Hey guys. Newbie here.
Sorry that my first post is a request for help but I’m almost literally going insane over this.
I’ve been programming a sound format that achieves 32:9 compression by the use of linear prediction.
It’s basically a challenge to myself to see whether a format that achieves such compression can be done with little loss in signal.
The general idea for the format is: [beware really verbose descriptions]
//! These types just make the code easier to understand
//! ... for me, anyway =P
typedef unsigned char u8; //! Unsigned 8-bit
typedef unsigned short u16; //! Unsigned 16-bit
typedef unsigned int u32; //! Unsigned 32-bit
typedef unsigned long long u64; //! Unsigned 64-bit
//! Sound type
typedef struct {
u32 numBlk; //! Number of sample blocks
float pCoef[16][2]; //! Global prediction coefficients [16 pairs]
//! Each sample block is composed of 32/8 [4] frames of sample data.
//! Each frame, in turn, is composed of 64/4 [16] sample nibbles and
//! an 8-bit header:
//! Bit0-3: Coefficient selection
//! Bit4-7: Shift scale
//! Basically, the 'coefficient selection' chooses the pair of
//! coefficients [from the header] that best predicts the data in
//! the frame, while the 'shift scale' provides error correction
//! scaling. [the data is in the range of -32768..+32767]
//! Since there's only 16 coefficient pairs, prediction will never
//! be exact, so there's error correction.
//! Each nibble is a value [-8..+7] that is multiplied by the shift
//! scale [which is really 2^n] in order to more closely match the
//! original sound data.
//! The data is packed in a nifty way so that it is properly aligned
//! [if you remember, a frame has an 8-bit header] to a DWORD.
struct {
u8 frameHeader[32/8]; //! 32 = sizeof(DWORD). Four frames.

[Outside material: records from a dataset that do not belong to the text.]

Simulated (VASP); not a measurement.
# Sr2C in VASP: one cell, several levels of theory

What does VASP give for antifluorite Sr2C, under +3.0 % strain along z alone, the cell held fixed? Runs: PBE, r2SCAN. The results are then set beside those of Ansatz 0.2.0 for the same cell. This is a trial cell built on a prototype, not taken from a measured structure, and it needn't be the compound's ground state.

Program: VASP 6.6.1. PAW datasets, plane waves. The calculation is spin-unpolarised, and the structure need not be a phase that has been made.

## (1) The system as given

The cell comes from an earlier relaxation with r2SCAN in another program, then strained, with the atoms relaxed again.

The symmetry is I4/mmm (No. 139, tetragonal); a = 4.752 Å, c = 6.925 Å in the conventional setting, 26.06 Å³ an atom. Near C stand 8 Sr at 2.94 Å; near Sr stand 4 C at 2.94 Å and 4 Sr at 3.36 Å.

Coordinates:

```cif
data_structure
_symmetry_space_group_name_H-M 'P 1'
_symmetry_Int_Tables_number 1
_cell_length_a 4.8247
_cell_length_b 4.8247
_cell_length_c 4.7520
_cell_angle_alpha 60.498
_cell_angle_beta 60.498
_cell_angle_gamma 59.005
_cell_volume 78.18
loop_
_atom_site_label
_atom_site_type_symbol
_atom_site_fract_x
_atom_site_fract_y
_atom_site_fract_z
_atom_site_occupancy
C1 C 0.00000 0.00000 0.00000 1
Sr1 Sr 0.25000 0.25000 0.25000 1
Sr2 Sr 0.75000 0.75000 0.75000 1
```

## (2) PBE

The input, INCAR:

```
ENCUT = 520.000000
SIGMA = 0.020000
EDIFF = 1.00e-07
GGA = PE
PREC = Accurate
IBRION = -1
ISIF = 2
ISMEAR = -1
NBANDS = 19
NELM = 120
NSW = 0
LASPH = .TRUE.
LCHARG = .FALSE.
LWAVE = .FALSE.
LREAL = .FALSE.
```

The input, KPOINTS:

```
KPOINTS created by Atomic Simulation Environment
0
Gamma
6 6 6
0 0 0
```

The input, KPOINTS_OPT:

u64 frameData [32/8]; //! Ditto.
} block[];
} sound_t;
//! Decoding the sample data
void Decode(sound_t *snd, float *dest) {
//! storage for the last two samples [for prediction]
float old[2] = {0.f,0.f};
//! decode each block
for(int blk = 0 ; blk < snd->numBlk ; blk++) {
//! decode each frame
for(int frm = 0 ; frm < 32/8; frm++) {
//! read frame header
u32 frameHead = snd->block[blk].frameHeader[frm];
u32 coefSelect = frameHead & 0xF;
float errorScale = pow(2.f, (float)(frameHead>>4));
//! read frame data
u64 frameData = snd->block[blk].frameData[frm];
//! make a shortcut to the coefficients
//! [makes code slightly cleaner]
float *coef = snd->pCoef[coefSelect];
//! decode each sample
for(int i = 0 ; i < 64/4; i++) {
//! find predicted data
float predict = coef[0]*old[0] + coef[1]*old[1];
//! find the sample correction data
float corNib = (float)(frameData & 0xF) * errorScale;
//! find the corrected sample
float sample = predict + corNib;
//! output this sample
*dest++ = sample;
//! shuffle the data
old[1] = old[0],
old[0] = sample;
//! shift out the old nibble to get the next sample
frameData >>= 4ULL;
}
}
}
}
While I’ve read a bit of ‘Numerical Recipes in C’, in particular the linear prediction section, it never covers what I’m trying to do.
What it ‘talks’ about is how to find the prediction coefficients for a given set of data, but it never mentions how to reduce these predictors to, say, 16 or so in such a way that the error is minimized.
Oops, sorry that I didn’t see the reply - I didn’t receive an e-mail notification for some reason [will check into this in a bit].
Yeah, I’ve read the Wiki articles, read at least another six articles found on Google, but I still can’t figure it out.
I think the main issue with my inability to fully understand this is that, while I’m quite good at math, I haven’t fully studied DSP-related mathematics which hinders my ability to actually code this. [I can fully understand the part about calculating the coefficients for a sample frame, but I can’t get past that and calculating optimized coefficients].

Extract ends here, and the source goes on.